MEET THE TASTEMAKERS
San Antonio's top 8 pastry chefs are the icing on the cake
Could this be the year that San Antonio’s pastry artisans finally get their standing ovation? Certainly, their work has been overlooked for too long by a culinary world that insists that throwing a steak on a grill takes more finesse than working with leavened dough.
We cry horsefeathers. The pastry arts involve science, art, and no small amount of patience. More than anything coming out of a kitchen, desserts are what make a truly memorable meal. That’s why we celebrate flour-dusted warriors each year by giving out the CultureMap Tastemaker Award for Pastry Chef of the Year.
This year, our nominee list is longer than ever. Peek into their genius by reading below. Then join us on April 4 as we crown this year’s victor at a lavish party at Briscoe Museum. A few tickets are still up for grabs online.
Alba Ayala and Jessica Philpot, Extra Fine
One could never malign this Monte Vista’s shop’s sweets. The cinnamon roll here indeed flattens any nostalgia one might have for a certain national chain. But Ayala’s and Philpot’s savory pastries raise the bar even higher. Japanese milk bread relieves all the denseness of traditional klobásníky; The pesto should make most pizza joints hang their head in shame.
Alessia Benavides, Chocolatl
Here’s the bad news. Chocolatl is an online-only venture. The wait for Benavides’ artful bon bons can feel excruciating. But that anticipation is earned each time a box is opened. Though the flavors are always approachable, each bite expands the possibilities of what chocolate can be. Whether evoking the tropics with passionfruit and guava, or summer camp with a s’mores, her treats are always transporting.
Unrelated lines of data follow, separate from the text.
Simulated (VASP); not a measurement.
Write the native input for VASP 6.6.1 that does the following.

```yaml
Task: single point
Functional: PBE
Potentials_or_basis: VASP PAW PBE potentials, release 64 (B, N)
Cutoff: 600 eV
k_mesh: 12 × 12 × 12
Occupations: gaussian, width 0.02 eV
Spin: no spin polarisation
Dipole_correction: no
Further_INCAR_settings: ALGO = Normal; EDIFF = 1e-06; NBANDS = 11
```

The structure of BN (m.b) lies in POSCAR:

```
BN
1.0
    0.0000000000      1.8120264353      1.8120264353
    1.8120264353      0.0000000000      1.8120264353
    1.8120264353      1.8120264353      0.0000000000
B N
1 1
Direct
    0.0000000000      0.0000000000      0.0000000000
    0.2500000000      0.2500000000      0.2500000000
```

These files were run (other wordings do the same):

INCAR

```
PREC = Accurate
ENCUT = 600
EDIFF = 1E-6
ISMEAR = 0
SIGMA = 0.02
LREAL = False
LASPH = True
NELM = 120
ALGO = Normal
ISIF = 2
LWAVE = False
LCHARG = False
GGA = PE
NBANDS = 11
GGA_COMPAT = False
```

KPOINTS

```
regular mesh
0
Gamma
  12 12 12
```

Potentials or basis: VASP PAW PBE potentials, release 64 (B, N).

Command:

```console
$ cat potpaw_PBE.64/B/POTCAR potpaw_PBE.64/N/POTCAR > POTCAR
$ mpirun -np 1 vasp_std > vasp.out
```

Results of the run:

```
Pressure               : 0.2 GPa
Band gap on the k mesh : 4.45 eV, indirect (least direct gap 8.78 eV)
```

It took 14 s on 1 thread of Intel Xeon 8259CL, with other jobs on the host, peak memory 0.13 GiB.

Anne Ng and Jeremy Mandrell, Bakery Lorraine
There are few sweeter spots for a meet-cute. Ng and Mandrell met at Thomas Keller’s fabled Bouchon Bakery before settling in San Antonio, a connection that forever changed the city’s pastry arts. From the early days running a farmers market stand to their current gig running a mini empire, the pair prove that big names on a resumé are less important than the big name one makes at home.
Elise Russ, Clementine
Clementine’s menu currently boasts a crunch bar, a cheesecake, a strawberry shortcake, and a crème brûlée, desserts that home bakers have been making for generations. That’s how Russ gets you. While it's clear that she understands desserts should be fundamentally pleasurable, she never lets familiarity spoil the surprise. Her desserts always ask “what else,” discovering nuance in timeworn recipes through unexpected texture and global flavors.
Grecia Ramos, Baked
Like her husband, 2M Smokehouse pitmaster Esaul Ramos, Grecia Ramos seems to have a preternatural ability to find the perfect texture in everything she does. Baked’s social media feeds obsess over lamination, showcasing pastry cross sections that could double as a bee hive. Yes, those flaky layers will likely shower your plate and your lap. A croissant hasn’t done its job if you don’t have to shake it off.
Jenn Riesman, Rooster Crow Bakery
One of San Antonio’s foremost journeywomen, Reisman paid her dues at luxury properties like Omni La Mansion, Hotel Emma, and Fairmont Hotel. Now with her Shavano Park bakery, she gets to bring all the flowers home. The move gave her the space to express her trademark humor (her valentine’s cookies were piped with “daddy” and “slut”) without abdicating her throne as San Antonio’s undisputed queen of pies.
José and David Cáceres, La Panadería
When La Panadería opened in 2014, food media still upheld European baking traditions as the standard. With a deep devotion to their Mexican heritage, the brothers Cácares changed the paradigm. Fusing French, Italian, and American techniques with traditional pan, the siblings helped open the doors for an expanded appreciation of what’s worthy of a headline.
Tina Kent, Bread Box
On most days this hard working entrepreneur can be spied on through the shop window, carefully piping flowers, bows, and dots. Often, discussions of baking center on the science that gives cakes a tender crumb or cookies a snap. Kent’s breathtaking confections argue that the painter’s smock is just as important as the lab coat.